Why Representation Matters

 

As you can imagine, the characters in the books I read growing up looked nothing like me. They didn’t have to learn to love their hair. Their mothers didn’t insist on them being heavily moisturized before leaving home so they wouldn’t get ashy. I’ve read that representation is important for inclusivity and perception. Seeing people who look, act, and experience life like oneself in the media makes a person feel included in society. If the stories being told of people who look like them are positive, then it reinforces positive views of themselves and what they can achieve in society. I can confirm that this is entirely true.

Chimamamda Ngozi Adichie’s “Americanah” was the first book I read that I felt was written for me; the protagonist was a black woman.  Like me, she had hair that defied gravity, and skin that glistened like fresh caramel during golden hour on a summer’s day. She knew many of the same challenges that I did, and she carried a small vial of Vaseline in her bag at all times because also like me, her mother had raised her properly. 

The most important thing about her though, was the fact that she fell in love. It was the kind of soft and passionate love that transcended distance and demanded to be felt no matter how much time had passed. I had never seen a black woman be at the centre of a thing like that. In the stories I read, that kind of romance only ever involved characters who didn’t look like me. Great stories—such as “The Notebook”—that everyone had read and secretly aspired to in the quiet places of their hearts only ever had white characters in them. 

Now it’s not as though that was enough to make me think I would never find love; but it did put limits on the kind of love I imagined possible for myself simply because I had never seen it. Many of the stories I read that involved black women were often centred around the “strong black woman” narrative and involved so much struggle. Thus, Adichie’s story gave me a chance to see something else. This was particularly important for me because I was entering adulthood at the time.

From then on, I made the conscious decision to read more stories that were written by black authors because I wanted to give myself what the literature of my childhood did not—the chance to see myself represented in art.

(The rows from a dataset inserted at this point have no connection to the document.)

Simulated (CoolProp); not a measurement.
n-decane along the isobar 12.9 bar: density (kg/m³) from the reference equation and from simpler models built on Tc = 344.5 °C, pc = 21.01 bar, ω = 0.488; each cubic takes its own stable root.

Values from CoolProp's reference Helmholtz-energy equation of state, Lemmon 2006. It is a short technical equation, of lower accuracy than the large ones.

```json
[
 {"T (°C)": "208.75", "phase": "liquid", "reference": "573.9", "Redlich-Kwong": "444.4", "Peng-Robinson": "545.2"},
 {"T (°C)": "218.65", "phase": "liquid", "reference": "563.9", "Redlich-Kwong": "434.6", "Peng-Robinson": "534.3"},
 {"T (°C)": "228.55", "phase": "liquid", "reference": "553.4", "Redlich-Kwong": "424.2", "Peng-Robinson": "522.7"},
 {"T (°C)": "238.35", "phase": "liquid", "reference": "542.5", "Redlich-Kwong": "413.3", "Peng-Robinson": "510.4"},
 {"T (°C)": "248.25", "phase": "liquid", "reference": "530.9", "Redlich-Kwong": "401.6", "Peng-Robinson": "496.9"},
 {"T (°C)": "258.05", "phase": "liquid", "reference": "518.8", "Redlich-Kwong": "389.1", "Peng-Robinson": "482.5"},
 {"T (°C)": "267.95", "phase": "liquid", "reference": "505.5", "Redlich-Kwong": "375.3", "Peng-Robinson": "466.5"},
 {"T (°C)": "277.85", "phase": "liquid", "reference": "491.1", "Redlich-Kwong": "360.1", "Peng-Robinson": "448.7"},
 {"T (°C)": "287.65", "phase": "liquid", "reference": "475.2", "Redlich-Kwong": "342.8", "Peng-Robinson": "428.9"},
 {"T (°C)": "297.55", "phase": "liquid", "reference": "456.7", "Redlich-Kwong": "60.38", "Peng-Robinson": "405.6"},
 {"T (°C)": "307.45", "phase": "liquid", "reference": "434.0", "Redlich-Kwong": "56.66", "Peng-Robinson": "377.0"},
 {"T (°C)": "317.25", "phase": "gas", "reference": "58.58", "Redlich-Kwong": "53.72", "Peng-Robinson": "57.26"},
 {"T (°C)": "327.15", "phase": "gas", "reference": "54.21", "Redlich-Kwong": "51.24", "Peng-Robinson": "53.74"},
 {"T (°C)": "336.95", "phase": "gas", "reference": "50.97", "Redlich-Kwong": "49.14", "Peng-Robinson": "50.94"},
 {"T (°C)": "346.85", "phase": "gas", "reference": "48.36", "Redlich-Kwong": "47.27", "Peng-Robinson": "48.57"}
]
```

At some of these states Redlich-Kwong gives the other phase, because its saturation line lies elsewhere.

I have often thought about how my view of my blackness and the world around me might be different if I grew up as a minority. Growing up in an African country meant that I was not a minority during my formative years. So, even though I wasn’t represented in most of the media I consumed, I was adequately represented in daily life and this brought a sense of balance to my perception of self. The women on the street celebrated me and called my full lips the most beautiful thing they had ever seen; so I had no problem believing that my black was beautiful. The black women around me had already achieved incredible things, so it wasn’t difficult for me to see myself becoming anything I wanted to be. I am aware that not all children of colour have that luxury and that those who do not, will need to rely more on representation to fill in those gaps.

Representation—and proper representation—gives people the permission to imagine for themselves, things that they ordinarily might not. It improves the way we understand ourselves and the way others who are not like us understand us. Representation matters not just for children, but for adults too, because what else am I after all these years if not still a little girl at heart—a little girl with a vial of Vaseline in her bag at all times.